Dead Confederates, A Civil War Era Blog

Only Cartophiles Need Apply

Posted in Technology by Andy Hall on August 18, 2011

One of the traits often ascribed to Robert E. Lee was his uncanny ability to read terrain. He had, according to some, an almost preternatural ability to see on the other side of the hill, to know intuitively how best to position his forces for maximum effect on ground he’d never traversed before. His engineer’s eye for terrain didn’t always serve him well, but it did more reliably than most officers’.

I thought about that when I discovered this index of (mostly) Civil War era maps from the U.S. War Department, Office of the Chief of Engineers records at the National Archives. It’s a very large collection, and most files can be either previewed in small scale (“access image”) size or downloaded, in TIFF format, at full resolution. To make use of the latter, you’ll need some good graphics software and a fast Internet connection; this chart, which seems to be the basis for the plan of Galveston in the OR Atlas, is a whopping 106MB at full resolution.

There’s also an index to plans of (mostly) Civil War era fortifications and military installations from the same records group. This set, interestingly, includes a detailed diagram of the tunneling done for the famous mine during the siege of Petersburg:

On a somewhat related note, I’ve begun working with ArcGIS Explorer, a freeware version of the professional ArcGIS mapping software. I never bothered much with ArcGIS because the desktop version simply wasn’t within my budget, but ArcGIS Explorer is free, with either online (Mac and PC) or desktop (PC only) versions. Furthermore, the full version, with all the bells and whistles, is now available for home use at an annual subscription rate of $100 per year, which puts it well within the range of all sorts of folks who had been priced out of the market before.

Folks who’ve followed this blog know how useful I’ve found Google Earth to be, particularly when it comes to overlaying historic maps and diagrams on their modern locations. It’s a bit of a headache to do, though, requiring lots of trial-and-error to scale, rotate and place the map overlay correctly. ArcGIS makes that process quite a bit simpler, provided you’re working with an historic map that shows precise points that can be identified on a modern map or aerial image. (It’s also essential that the historic map be an actual, surveyed map; there’s no point in trying to overlay a quick sketch map over a modern chart and expect things to line up.) ArcGIS Explorer allows only the minimum of three points to allign and scale an overlay, but (as I understand) the full version allows the user to plot additional reference points, which should make the alignment that much more precise.
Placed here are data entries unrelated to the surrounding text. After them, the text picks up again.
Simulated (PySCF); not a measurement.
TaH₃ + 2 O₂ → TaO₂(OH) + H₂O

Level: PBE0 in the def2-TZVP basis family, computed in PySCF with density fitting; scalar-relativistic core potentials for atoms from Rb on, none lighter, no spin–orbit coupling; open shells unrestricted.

But enough blathering on. If anyone out there knows of any ArcGIS tips or tricks, pass ’em along. In the meantime, here’s some cartographic eye candy, comparing an 1863 U.S. Coastal Survey chart of Charleston Harbor with modern, aerial images. First, Charleston itself:

Next, Forts Sumter and Moultrie:

And finally, the northern part of Morris Island, site of Fort Wagner, which has sadly been lost to erosion:

I still like Google Earth’s user interface a lot better. What’s the likelihood of the nice folks at Google implementing a feature allowing users to scale and align overlays by reference points?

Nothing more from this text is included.